We recommend reading this chapter on Varsity to learn more and understand the concepts in-depth.


Key takeaways from this chapter

  1.  If you have a directional view on an assets price, you can financially benefit from it by entering into a futures agreement.
  2. To transact in a futures contract, one needs to deposit a token advance called the margin.
  3. When we transact in a futures contract, we digitally sign the agreement with the counterparty; this obligates us to honour the warranty.
  4. The futures price and the spot price of an asset are different; this is attributable to the futures pricing formula (we will discuss this topic later)
  5. One lot refers to the minimum number of shares that needs to be transacted.
  6. Once we enter into a futures agreement, there is no obligation to stick to the agreement until the contract expires.
  7. Every futures trade requires a margin amount; the margins are blocked when you enter a futures trade.
  8. We can exit the agreement anytime, which means you can leave the deal within seconds of entering the contract.
  9. When we square off an agreement, we essentially transfer the risk to someone else. Once we square off the futures position, margins are unblocked.
  10. The money you make or lose in a futures transaction is credited or debited to your trading account the same day.
  11. In a futures contract, the buyer’s gain is the seller’s loss and vice versa.

20 comments

  1. Prashant Chaudhary says:

    But Karthik I’ve read it somewhere that in “Futures” we are obliged to buy at the predetermind price. Whereas in “Options” we have this choice whether to buy or not (only loose the premium paid).
    Kindly explain.

  2. Nisarg B says:

    Choosing Intraday or Overnight which is best while doing futures?

  3. Divya says:

    Got to learn something new in the simplest manner. thank you very much.

  4. Shaik says:

    I have purchased futures 10qty @13 total 130 now market going down 9 rupee, loss 40 rupees, this loss amount also required to maintain in balance in my wallet/demat account, if not maintaining these loss what will impact to my purchased qty(not expiry)?

  5. Nihar Sharma says:

    Sir I have a doubt that when we pay margin in futures trading, for example if I pay Rs 1,00,000 margin then will the profit and loss be plus or minus from that or will it be plus or minus from the balance of my trading account.

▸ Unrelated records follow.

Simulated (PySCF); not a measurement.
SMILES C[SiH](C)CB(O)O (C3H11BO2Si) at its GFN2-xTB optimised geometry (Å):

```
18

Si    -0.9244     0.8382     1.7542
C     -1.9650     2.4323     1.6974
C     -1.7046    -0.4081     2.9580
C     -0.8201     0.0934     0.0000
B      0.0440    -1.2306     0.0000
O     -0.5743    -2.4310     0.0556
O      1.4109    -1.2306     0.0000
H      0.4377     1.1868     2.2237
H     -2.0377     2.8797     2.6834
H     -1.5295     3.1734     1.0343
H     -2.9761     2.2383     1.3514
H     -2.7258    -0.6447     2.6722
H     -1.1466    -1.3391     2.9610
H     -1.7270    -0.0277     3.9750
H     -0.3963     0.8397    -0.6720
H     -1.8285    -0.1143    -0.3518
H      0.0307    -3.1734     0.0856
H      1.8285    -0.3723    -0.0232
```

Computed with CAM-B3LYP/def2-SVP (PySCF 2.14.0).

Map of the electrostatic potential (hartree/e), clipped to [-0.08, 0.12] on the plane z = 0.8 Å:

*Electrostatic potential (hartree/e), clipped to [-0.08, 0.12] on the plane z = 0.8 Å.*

    • Karthik Rangappa says:

      The margins are supposed to take care of the M2M. But sometime the margin requirements suddenly increase and therefore the need for having some balance in your trading account.

  6. Soumya says:

    In the eg. on 4 day the closing price that you decided is to set on 1st day or whenever we feel to? or can we set our closing price at anytime during the day?

  7. Tony Garg says:

    Dear Karthik Sir,

    I entered into a future trade type NRML by shorting a stock this morning. And unfortunately soon after I started to incur losses on it. Could I exit the trade right away as NRML Futures transaction? Also would it be considered an intraday MIS transaction requiring me to file ITR 3 later?
    Many thanks in advance!

  8. Prithesh says:

    Your way of explanation is amazing, Karthik. Thanks for the insightful content.

  9. Mohammad Saleem Haider says:

    I was searching this content from last month and finally got there, you teach Futures in a simplest manner, thanks a lot

  10. Neeharika says:

    Hello, I have purchased futures of BPCL at 368.35 and after that it goes to 339 n yesterday it bounced back from 340 to 372 . I think I have purchased it 2 weeks earlier. According to your calculation the reference price would be the last day’s closing price but what in my case as it went down to 339 from 369 and on my selling day it opened at 340 and went to 372. How should I calculate my p&l ? Kindly explain.

    • Karthik Rangappa says:

      YOu only need to check the closing price for the day and for your M2M calculation. Other prices does not matter.